ByCol HP Singh (retd)
Mar 23, 2025 09:52 AM IST

Does any citizen deserve this brutal treatment; and if that citizen happens to be a soldier defending the nation, didn’t it merit a more mature handling of the situation, even for a moment assuming that the soldier was at fault?

We were celebrating Holi when social media went abuzz with the news of a serving army officer and his son getting manhandled the previous night allegedly by policemen at Patiala. With many of my relatives and friends serving in Punjab Police, I immediately called them up to check the veracity of the news. Their apologetic tone suggested that something wrong must have happened.

The least a soldier expects from his countrymen is respect, gratitude and his family looked after if he doesn’t return home. (HT File Photo for representation)
The least a soldier expects from his countrymen is respect, gratitude and his family looked after if he doesn’t return home. (HT File Photo for representation)

Being a soldier, one felt terrible seeing the video clip of the violence and the anguish in the tone of the officer’s wife on TV. I will not go by social media rhetoric or blame games till the inquiry is completed. But a question has been pestering me ever since. Does any citizen deserve this brutal treatment? And if that citizen happens to be a soldier defending the nation, didn’t it merit a more mature handling of the situation, even for a moment assuming that the soldier was at fault?
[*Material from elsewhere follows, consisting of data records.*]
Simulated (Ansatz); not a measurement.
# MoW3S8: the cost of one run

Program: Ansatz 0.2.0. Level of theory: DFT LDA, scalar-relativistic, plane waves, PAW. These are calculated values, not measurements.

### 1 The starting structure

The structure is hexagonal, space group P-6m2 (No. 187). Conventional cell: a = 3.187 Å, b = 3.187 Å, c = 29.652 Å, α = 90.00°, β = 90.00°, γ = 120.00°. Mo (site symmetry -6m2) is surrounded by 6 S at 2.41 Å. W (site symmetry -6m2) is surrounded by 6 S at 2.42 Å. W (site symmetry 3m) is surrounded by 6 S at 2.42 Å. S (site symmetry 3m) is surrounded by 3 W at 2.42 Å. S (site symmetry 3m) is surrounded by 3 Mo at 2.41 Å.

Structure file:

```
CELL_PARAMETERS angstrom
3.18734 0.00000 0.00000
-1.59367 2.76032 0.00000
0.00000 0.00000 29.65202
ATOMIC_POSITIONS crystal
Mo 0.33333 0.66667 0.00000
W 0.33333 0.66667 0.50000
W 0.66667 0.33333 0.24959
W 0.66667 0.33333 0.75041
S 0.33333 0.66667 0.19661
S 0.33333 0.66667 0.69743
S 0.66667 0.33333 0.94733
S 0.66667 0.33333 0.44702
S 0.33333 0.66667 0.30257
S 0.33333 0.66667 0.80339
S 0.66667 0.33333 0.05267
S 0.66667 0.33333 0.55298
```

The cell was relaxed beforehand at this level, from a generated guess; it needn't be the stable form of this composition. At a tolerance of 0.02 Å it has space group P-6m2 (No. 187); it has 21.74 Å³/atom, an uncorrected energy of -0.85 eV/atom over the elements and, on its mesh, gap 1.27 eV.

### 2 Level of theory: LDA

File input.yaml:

A soldier lives and dies for glory. When required he is expected to charge into certain death on the call of duty. He doesn’t do it for the salary he draws; he does it for the honour of the nation for which he has signed a bond of unlimited liability. The least he expects from his countrymen is respect, gratitude and his family looked after if he doesn’t return home.

The officer involved in the incident was roughly my age. One shudders at the thought what if it had happened with me? What if my service identity card failed to provide me the immunity guaranteed by none other than the President of India? How would I live with that humiliation for the rest of my life?

I am reminded of an incident that took place in Amritsar in the late 1950s. Some goons made lewd remarks at the wives of the army officers at the railway station who had gone there to see off one of their colleagues. On being accosted, the goons ran away and took refuge at a cinema theatre close by.

On hearing about the incident, the commanding officer of the officers ordered the cinema hall to be cordoned by his troops.

What the soldiers must have done to the goons thereafter is anybody’s guess. But the matter went right up to the Prime Minister. Presumably, some of these miscreants had political connections. Army chief General KS Thimmayya, was summoned to give an explanation.

“If we cannot defend the honour of our women, how can you expect us to protect the honour of the nation?” Thimmayya replied calmly. The matter was closed.

A similar reciprocal behaviour by the army is the last thing one would want, for it will only make the adversary laugh and encourage him to fish in troubled waters. The arc of history is long and it bends towards justice. I am audacious in my hope that the truth will be laid bare and justice delivered sooner than expected. The nation can ill afford its last bastion become a ‘runners-up’ in the game called “war”; that too for want of that single most essential commodity called morale.

echpee71@gmail.com

(The writer is a decorated army veteran. Views expressed are personal)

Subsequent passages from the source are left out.